The upcoming exhibition will invite its guests to follow in the steps of the Rus Vikings to participate in the journey of discovering the entire Eastern European continent, meeting fur hunters from the icy north, trading with the Slavic peoples to the East, and the horse nomads to the south. Visitors will accompany the Rus to the Caliphate and meet Arab merchants and deal on markets. In Byzantium, they will challenge the Eastern Roman emperor, while some will enter the service of the Emperor and take up a post among the Varangians, his personal bodyguards.

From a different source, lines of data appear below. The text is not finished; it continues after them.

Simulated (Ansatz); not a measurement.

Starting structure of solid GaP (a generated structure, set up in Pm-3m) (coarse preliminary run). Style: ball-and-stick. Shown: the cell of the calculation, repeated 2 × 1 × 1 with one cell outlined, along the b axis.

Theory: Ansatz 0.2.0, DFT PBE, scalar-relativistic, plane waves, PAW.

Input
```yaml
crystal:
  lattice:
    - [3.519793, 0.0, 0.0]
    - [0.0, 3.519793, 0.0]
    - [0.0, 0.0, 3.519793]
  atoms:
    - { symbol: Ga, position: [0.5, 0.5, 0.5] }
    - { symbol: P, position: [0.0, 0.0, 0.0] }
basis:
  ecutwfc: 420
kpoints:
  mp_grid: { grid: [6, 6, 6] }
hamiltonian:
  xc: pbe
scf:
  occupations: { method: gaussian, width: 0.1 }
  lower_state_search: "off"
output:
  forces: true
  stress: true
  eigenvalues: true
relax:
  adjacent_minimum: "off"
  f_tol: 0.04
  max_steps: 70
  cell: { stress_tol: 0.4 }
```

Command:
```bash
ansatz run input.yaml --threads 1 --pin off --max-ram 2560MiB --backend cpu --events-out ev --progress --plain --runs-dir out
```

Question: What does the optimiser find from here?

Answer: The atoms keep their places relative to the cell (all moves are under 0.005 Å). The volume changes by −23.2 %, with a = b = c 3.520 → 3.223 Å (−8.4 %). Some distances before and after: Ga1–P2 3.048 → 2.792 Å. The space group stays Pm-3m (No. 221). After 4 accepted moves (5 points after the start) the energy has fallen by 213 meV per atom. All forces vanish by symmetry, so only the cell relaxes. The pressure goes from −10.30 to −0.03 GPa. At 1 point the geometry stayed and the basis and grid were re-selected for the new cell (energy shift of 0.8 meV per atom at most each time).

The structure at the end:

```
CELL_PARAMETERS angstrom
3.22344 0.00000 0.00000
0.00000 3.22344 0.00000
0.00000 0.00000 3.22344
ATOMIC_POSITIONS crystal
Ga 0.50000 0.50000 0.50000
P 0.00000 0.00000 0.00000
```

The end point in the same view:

According to the Russian chronicler, Nestor, the elite – the grand princes of the Russian Empire – descended in a direct line from the Russian Viking Rurik, who in the year 862 was brought from Southern Scandinavia to Russia at the instigation of local tribes. Five princes, all descendants of Rurik, gathered and seized power in the “Rusrikr”. Dynastic relations between the Kiev Empire (the Mother of the Russian Empire), and Denmark can be traced back to Prince Vladimir and King Harald Bluetooth in the 900s. The trade in fur and slaves for the Caliphate brought the Vikings colossal riches, and buried treasures of silver from the Caliphate draw a clear trail along the silver route, the Volga River, and towards Southern Scandinavia and to the Baltics, where the largest slave markets were located.
The starting point for the story is, first and foremost, the objects’ testimony. They inform us that the Vikings left a very large imprint on the material culture of the “Østerled”, as the large land of the eastern fairy tales was called. To witness, more Scandinavian objects from the Viking Age have been found in Eastern Europe than in Western Europe. For the exhibition at Moesgaard, objects found in the princely tombs from Kiev kingdom will be on loan, while magnificent treasures of silver from the Arabian Caliphate will be exhibited.
The exhibition is organised in cooperation with the Museum network, “Vikings in the Baltic – The Age of Innovation”. Also, research carried out in connection with the Swedish research project: “The Viking Phenomena” will set its mark. Finally, the Museums in Vejle will be part of a parallel exhibition focusing on the Jelling dynasty and its eastern connections.